Calculating the pH of a solution of Ca(OH)2

Question

A solution prepared by dissolving $2.8 g$ of lime, $\ce{CaO}$ in enough water to make $1.00 l$ of lime water ($\ce{Ca(OH)_{2(aq)}}$). If solubility of $\ce{Ca(OH)2}$ in water is $1.48 g$. The $p\ce H$ of the solution obtained will be:

[$\log 2 = 0.3$, Atomic masses are $\ce Ca$ = $40$ , $\ce O$ = $16$, $\ce H$ = $1$]

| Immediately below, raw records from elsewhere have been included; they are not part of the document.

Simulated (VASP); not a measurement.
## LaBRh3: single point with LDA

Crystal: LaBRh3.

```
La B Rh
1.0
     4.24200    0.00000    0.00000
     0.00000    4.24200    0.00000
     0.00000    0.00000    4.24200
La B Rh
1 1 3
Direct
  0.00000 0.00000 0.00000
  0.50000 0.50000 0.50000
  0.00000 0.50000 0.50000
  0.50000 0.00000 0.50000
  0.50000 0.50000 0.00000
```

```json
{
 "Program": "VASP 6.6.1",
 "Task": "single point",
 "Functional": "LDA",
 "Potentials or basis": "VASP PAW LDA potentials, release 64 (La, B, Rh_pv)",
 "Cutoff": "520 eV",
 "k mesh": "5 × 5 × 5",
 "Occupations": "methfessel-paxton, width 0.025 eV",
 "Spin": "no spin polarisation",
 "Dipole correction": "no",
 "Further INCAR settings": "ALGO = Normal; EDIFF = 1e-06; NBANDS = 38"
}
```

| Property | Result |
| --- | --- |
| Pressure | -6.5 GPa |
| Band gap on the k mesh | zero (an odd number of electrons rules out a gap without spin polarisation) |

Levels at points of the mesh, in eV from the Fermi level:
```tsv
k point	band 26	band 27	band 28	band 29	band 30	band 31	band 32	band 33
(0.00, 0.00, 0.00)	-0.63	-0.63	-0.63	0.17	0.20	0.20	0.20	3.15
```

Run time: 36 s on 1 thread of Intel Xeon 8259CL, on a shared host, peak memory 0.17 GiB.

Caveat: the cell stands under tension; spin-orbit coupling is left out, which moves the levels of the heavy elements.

[Note : $\ce {Ca(OH)2}$ is considered to be a weak base because of its low solubility but it is 100% dissociated]

(A) $12.3$

(B) $12.6$

(C) $1.3$

(D) $13$

My attempt:As $2.8g$ of $\ce {CaO}$ dissolves in $1l$ water the molarity of the solution is 0.05M. So,the concentration of OH- ions in the solution is $0.1M$.So $p\ce {OH}$ is $1$ and hence $p\ce H$ is $13$. But, the answer is given to be $12.6$.What am I doing wrong?

Answer 1

You did not account for the fact that $\ce{Ca(OH)2}$ is partly precipitated. Firstly, to find out the moles of $\ce{Ca(OH)2}$ precipitated:-
The number of moles in solution is $\frac{1.48}{74}M$ which is $0.02M$. The total moles precipitated is just the moles of $\ce{CaO}$ minus $0.02M$ since the initial number of moles of $\ce{Ca(OH)2}$ is equal to the moles of $\ce{CaO}$ taken and hence the amount precipitated turns out to be $0.03M$. Nevertheless, this is not required. With $0.02M$ $\ce{Ca(OH)2}$ in solution, the $\ce{OH-}$ concentration turns out to be $0.04M$ which, assuming no contribution of $\ce{OH-}$ from water and complete ionization, gives a $p\ce H$of $12.6$.